United Nations designated terrorist and 26/11 attacks mastermind Hafiz Saeed's Jamaat-ud-Dawa(JuD) and Falah-i-Insaniyat Foundation (FIF) are no longer mentioned in the list of Pakistan's banned terror outfits after a presidential ordinance that prohibited them under a UN resolution lapsed.
Earlier in February, the then Pakistan President Mamnoon Hussain promulgated an ordinance amending the Anti-Terrorism Act 1997, thereby banning terrorists and terror outfits that were listed by the UNSC. The JuD and FIF were banned under this ordinace.
According to a petition filed by Saeed, his counsels Raja Rizwan Abbasi and Sohail Warraich told the Islamabad High Court (IHC) on Thursday that the ordinace had lapsed and was never extended by the Pakistan Tehreek-e-Insaf (PTI) government, reported The Dawn.
Hafiz Saeed challenged the ordinance under which his organisations, the JuD and FIF, were blacklisted for being on the watch list of the UN Security Council. In his plea, Saeed had claimed that the ordinance issued was against the sovereignty and Constitution of Pakistan.

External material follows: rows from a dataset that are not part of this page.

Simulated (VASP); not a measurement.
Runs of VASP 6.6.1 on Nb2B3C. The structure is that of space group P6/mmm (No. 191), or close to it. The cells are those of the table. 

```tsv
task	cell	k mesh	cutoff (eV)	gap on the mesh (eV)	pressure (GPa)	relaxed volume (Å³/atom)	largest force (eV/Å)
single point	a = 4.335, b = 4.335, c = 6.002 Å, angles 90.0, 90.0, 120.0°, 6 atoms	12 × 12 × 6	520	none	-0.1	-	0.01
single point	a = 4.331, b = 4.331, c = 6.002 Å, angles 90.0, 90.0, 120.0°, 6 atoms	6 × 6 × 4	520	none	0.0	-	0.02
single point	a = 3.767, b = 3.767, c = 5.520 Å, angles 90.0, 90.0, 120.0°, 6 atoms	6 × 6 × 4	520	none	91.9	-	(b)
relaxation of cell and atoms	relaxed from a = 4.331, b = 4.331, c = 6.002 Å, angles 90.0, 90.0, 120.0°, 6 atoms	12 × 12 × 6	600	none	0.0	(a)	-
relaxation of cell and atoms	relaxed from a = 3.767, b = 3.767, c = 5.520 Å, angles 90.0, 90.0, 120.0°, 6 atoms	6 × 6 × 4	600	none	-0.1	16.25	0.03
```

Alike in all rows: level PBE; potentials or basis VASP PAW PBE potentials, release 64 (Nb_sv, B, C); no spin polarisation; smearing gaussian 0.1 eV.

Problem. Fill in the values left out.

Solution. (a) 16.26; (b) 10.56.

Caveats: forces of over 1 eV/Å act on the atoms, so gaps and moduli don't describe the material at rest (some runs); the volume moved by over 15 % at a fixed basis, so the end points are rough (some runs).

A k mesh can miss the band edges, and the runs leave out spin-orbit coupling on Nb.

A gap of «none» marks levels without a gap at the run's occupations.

Hafiz Saeed's counsel informed the IHC that the ordinance was neither extended by the current government nor it was tabled in the Parliament to convert it into act. Subsequently, the judge said that Saeed's plea was no longer effective as the ordinance was not extended by the government.
The Pakistan government had banned terror organisations and individuals from making donations to JuD, FIF and others on the UN Security Council sanctions list. The UNSC sanctions list includes the names of terror outfts like Al-Qaeda, Tehreek-e-Taliban Pakistan, Lashkar-e-Jhangvi, JuD, FIF and Lashkar-e-Taiba.